Sinn Fein TD Jonathan O’Brien has sought a face-to-face meeting with the Minister for Education, Ruairi Quinn, over cutbacks which will see class sizes double in some Northside Schools.
Deputy O’Brien said:
“Yesterday I met with the principals of primary schools across the Northside who will be affected by the education cuts in this budget. They informed me that approximately forty teachers will be lost by 12 primary schools in disadvantaged areas of Cork’s Northside.”
“In some schools the cuts will result in pupil-teacher ratios increasing from 15:1 to 22:1 in the junior section. What this will mean in practice is that classes will be doubled up and children will get half the amount of attention.”
“All these schools have been designated DEIS schools, due to the high number of pupils from disadvantaged backgrounds they enrol. Over the past number of years they have done huge work in improving educational outcomes for these children, through the personal relationship pupils have with their teachers in smaller classes and small group work. Experience has shown this has made a real difference to educational outcomes, especially in basic literacy and maths.”
“Now all this progress is being put at risk. Increased class sizes will mean less time is spent by the teacher with each individual pupil. Factor in that these schools have already been hit hard by cuts in SNAs and other support services and the reality is the educational chances of children on Cork’s Northside are being seriously undermined.”

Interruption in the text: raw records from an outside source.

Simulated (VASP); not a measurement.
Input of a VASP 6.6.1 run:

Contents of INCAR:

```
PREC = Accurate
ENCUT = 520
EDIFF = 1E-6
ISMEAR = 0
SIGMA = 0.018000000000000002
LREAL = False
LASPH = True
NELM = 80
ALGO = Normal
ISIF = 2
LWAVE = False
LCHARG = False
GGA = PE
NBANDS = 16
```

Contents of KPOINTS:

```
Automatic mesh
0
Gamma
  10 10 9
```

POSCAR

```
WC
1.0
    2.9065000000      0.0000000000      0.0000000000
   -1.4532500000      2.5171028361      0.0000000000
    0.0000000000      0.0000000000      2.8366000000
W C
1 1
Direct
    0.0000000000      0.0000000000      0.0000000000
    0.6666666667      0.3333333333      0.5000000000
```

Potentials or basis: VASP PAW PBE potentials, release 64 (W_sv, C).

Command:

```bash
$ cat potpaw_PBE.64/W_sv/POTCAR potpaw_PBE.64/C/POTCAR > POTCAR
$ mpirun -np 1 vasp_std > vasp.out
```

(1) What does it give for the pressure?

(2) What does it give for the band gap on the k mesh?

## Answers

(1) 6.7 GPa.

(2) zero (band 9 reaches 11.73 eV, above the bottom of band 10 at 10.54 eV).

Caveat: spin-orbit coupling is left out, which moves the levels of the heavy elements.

“While we live in straightened times, the government still has choices. It could have implemented Labour’s declared policy during the general election – a new 48% tax rate on individual incomes over €100,000 – rather than cutting teachers in disadvantaged schools. Unfortunately, the coalition has chosen to make the vulnerable in our society take the brunt of the pain.” “I will be raising this issue in the Dail at 5pm today and have requested a face-to-face meeting with Minister Quinn to underline the importance of reversing these cutbacks now and protecting the future education of children in Cork.”